By Nate Anderson | Published: December 30, 2007 – 11:15PM CT
Soon after the Google announcement, Sanger responded in a blog post: yes, Citizendium still has “better chance” to become the “best knowledge base that Earth has ever seen.” Sanger later expanded on those remarks in response to questions posed by Ars, and the issues he raises should be of interest to anyone concerned for the promise of communal knowledge production.
Sanger’s main source of confidence is that he believes the Knol system has been tried before, and has failed. “The main elements of the Knol system have been tested repeatedly, and shown to produce, at best, large amounts of mediocre content,” he says, singling out sites like h2g2.com, squidoo.com, and everything2.com. “Maybe Google will have a different experience just because they’re Google, but I doubt it.”
He sees the communal aspects of knowledge production as Citizendium’s greatest advantage. Unlike Knol, which will carry articles authored by a single person and won’t be directly editable by others, Citizendium retains more of Wikipedia’s freewheeling format; anyone can make changes directly to articles, which are then vetted by one of the experts on the topic before becoming “approved.”
People are working together on a shared project with Citizendium in a way that they aren’t in Knol (at least as that project has been described so far), and Sanger hopes that the non-commercial, cooperative nature of the venture will attract enough “idealists” to keep the project moving. He stresses that Citizendium has racked up more words in its first year than did Wikipedia.
But can idealism of this kind really attract the kind of talent such a massive project needs, or will the lure of Google’s shiny lucre entice people to write for Knol instead? Sanger admits that there will be “exchanges of contributors” between the two projects, but remains confident that “Citizendium will get more emigrants from Knol than Knol will get from the Citizendium.”
This view is based in part on the premise that most contributors will make almost no money from Knol. Until more details are available, it’s hard to say whether this belief is accurate; should Knol start to generate large payouts for top contributors, it could tempt plenty of writers who might otherwise spend more time in communities like Citizendium.

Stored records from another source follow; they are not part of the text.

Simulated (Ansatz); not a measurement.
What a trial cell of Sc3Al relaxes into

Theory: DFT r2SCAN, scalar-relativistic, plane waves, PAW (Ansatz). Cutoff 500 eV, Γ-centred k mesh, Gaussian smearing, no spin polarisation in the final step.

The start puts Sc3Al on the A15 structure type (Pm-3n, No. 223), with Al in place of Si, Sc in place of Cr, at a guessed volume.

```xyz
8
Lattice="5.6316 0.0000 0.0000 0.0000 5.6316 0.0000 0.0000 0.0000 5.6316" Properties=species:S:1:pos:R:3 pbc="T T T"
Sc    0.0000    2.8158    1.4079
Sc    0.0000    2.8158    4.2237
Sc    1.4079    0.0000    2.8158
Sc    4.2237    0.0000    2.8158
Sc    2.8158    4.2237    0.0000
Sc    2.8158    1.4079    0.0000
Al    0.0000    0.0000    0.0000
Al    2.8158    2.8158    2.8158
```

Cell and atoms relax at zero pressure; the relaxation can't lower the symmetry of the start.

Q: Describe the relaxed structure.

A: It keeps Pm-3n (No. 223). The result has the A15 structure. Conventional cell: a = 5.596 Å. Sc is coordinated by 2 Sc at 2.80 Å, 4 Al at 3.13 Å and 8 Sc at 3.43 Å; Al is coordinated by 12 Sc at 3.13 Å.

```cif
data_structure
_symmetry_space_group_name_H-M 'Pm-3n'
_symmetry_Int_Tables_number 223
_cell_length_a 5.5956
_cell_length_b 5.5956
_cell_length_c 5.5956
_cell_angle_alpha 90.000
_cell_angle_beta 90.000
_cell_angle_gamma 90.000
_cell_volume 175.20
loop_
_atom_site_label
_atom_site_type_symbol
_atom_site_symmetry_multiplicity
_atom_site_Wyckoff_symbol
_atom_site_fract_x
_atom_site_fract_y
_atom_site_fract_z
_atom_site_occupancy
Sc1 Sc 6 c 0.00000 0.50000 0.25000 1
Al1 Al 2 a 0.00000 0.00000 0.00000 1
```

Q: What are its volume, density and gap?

But the battle Citizendium is fighting goes far beyond Knol; it goes even beyond Wikipedia. Sanger sees Citizendium’s approach as fundamentally offensive to the entire ethos of Web 2.0, which he characterizes in this way:
- radical egalitarianism
- an immature, anarchical community
- for-profit Silicon Valley ownership rather than contributor control
Should Citizendium succeed—and it may well do so alongside both Knol and Wikipedia—it would do so by standing these premises on their heads. Personal, real-names accountability, a role for experts, an ordered community—these are the sorts of things that Citizendium stands for. Sanger believes that they represent an inherently better approach to knowledge production. Now his project just needs to generate the content to prove it.